The Motion capture methods are to be considered. Everything else is newish. However, the quarterly average R&D expense of Tesla are under that number. That's building a new car from scratch. Sure a load of it is system integration, but it's facing challenges that are different to just "packing things nicely". You have to build a car that is safe on the road. You can't just "make it work", it needs to work with guaranteed reliability.
This is completely me being **** and all I wanted to really point out was, 2 things:
- It can be done for a fraction of that number.
- It's not a good stat, if it obliterates the potential market, it's the description of a disaster.
If you are in hardware (and have a grasp on business), you should agree. You can't recuperate expensive development write-offs, by casually slapping those costs on the price and doubling or tripling the cost the hardware actually generates in production/sales/mgmt. Sales numbers traditionally fall roughly exponentially. If R&D is such a significant cost, you get 2 things really: A product that doesn't sell and write-offs you can't satisfy. In a smart, responsible world such products don't get their development funded.
Look at the apple watch:
They surely outspent the competition multifold, just to make a product that I honestly never even have seen in the wild and at the same time they devalue the brand. The only reason they are doing it is, because are a behemoth and they have to do "something" with their human/financial capital.

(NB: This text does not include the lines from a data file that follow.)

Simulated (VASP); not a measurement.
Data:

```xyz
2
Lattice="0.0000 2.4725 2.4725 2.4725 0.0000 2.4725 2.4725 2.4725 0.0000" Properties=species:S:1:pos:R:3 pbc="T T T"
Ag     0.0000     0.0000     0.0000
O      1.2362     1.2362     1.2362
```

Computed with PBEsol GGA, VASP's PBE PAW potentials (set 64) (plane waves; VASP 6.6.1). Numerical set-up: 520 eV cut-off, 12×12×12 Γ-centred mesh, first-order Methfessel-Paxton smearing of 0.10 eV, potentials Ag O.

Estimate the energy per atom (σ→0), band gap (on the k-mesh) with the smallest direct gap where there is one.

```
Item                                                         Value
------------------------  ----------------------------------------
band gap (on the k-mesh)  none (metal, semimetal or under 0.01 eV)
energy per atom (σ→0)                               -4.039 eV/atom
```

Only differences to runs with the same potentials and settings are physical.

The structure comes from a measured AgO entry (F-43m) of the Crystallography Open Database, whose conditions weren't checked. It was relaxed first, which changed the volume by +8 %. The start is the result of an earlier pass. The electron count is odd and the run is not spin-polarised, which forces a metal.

Some gimmicky products work to an extend and I don't judge people who buy them and like them, but with all those gimmicks I personally have bought, I'd never call unreasonably expensive development something to be amazed by. (Aside from, "wow how the heck did this thing even get made at all".) Marketing uses it as some sort of "positive excuse", but it's not that and it's not sensible, it's a sign of people doing a sub par job.